Tuesday, June 05, 2007
yes, still on that dream - i've been thinking of it the whole day, i haven't been able to shake it off my
thoughts, really.
when i do think about it, its very typically me.
i leave all important decisions until the very last minute, i procrastinate on such all the time.
i've done it since i was legal to make important decisions, really.
and when i do, and that decision i finally make is unfavourable - i then get stuck with having to handle
the after-effects of my last minute decision, which, being last-minute would most possibly land me in
mostly un-nice situations and then having to explain my damned decision to all, which would be a
daunting task.
here, as usual, my final decision was last-minute - even then, it took my Dad to see it, and probably
get that out of me.
if he hadn't come up to me, i would probably have married the poor guy and we wouldn't have been
happy together!!!
it also touches on the side of me that prefers to just go ahead with some things which i don't really agree
with, as i do not wish to land myself in a difficult situation.
i'd rather agree than dis-agree, so to say. i'm not confrontational. i hate being in any. i'd rather not be in any.
it would do me just fine if people make decisions for me as long as the majority is happy with it, even
if it ain't necessarily me.
in this dream - why the HELL, if i knew he wasn't the guy for me - had i not said it earlier, before the DAY itself?????
why, did i just not want to make it a big deal with me parents?
i don't know.
those are just 2 that i've managed to think off, there are also a couple others that i'd rather keep to myself
to think of further.
maybe i'm reading into it too much, like Mom said (when i woke up all upset and she was the first
person i called) - it might be just a dream afterall.
but she did also use to say all dreams meant something when i was younger and used to have dreams
more frequently than i do now.
apart from all that though, i always thought i knew me Dad knows me best - even better than Mom.

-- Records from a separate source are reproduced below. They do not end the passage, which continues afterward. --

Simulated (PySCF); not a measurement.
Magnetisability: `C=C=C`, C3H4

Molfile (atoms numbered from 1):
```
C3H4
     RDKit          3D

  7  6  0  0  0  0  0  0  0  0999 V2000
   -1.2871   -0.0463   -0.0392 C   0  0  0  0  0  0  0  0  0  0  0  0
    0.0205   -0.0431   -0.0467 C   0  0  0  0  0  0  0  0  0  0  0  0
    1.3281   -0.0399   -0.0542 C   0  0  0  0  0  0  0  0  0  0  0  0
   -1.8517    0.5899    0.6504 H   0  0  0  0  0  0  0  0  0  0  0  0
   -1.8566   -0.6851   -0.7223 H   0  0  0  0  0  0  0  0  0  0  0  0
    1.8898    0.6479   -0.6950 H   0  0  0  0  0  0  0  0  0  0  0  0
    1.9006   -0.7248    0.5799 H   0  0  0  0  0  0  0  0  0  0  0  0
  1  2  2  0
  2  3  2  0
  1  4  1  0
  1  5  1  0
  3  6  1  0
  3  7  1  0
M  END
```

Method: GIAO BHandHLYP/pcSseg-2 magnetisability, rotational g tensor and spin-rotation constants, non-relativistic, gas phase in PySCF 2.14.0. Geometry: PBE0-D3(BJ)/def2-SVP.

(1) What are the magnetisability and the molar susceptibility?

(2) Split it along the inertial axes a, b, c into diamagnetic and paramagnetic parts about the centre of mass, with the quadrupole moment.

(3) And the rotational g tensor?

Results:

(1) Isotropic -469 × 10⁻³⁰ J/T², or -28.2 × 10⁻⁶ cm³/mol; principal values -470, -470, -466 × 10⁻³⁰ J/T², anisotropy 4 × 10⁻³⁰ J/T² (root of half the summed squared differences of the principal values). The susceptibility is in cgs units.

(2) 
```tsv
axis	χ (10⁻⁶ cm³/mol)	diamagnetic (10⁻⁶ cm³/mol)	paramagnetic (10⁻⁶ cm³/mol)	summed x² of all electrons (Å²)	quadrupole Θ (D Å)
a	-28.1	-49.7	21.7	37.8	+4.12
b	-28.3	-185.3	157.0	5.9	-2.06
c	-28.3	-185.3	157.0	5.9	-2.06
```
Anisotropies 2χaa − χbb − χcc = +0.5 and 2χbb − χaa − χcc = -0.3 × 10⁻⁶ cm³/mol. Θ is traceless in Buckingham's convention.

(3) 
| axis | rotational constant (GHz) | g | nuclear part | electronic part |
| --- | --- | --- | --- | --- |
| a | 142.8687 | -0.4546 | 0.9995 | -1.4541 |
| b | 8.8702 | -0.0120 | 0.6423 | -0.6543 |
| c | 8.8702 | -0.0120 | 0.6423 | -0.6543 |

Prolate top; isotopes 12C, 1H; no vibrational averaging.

he's always been the quiet one at home, preferring to let Mom run the show with us kids, but he's also had been
the one who figures most of me out at times when no one saw through.
this dream just made me think of him more than the person he is, and has been thus far.
more than just Dad.
coincidence, or does this just tie in with Father's Day round the corner??????
:)
funny yes - how some thoughts make you realise things you never had before?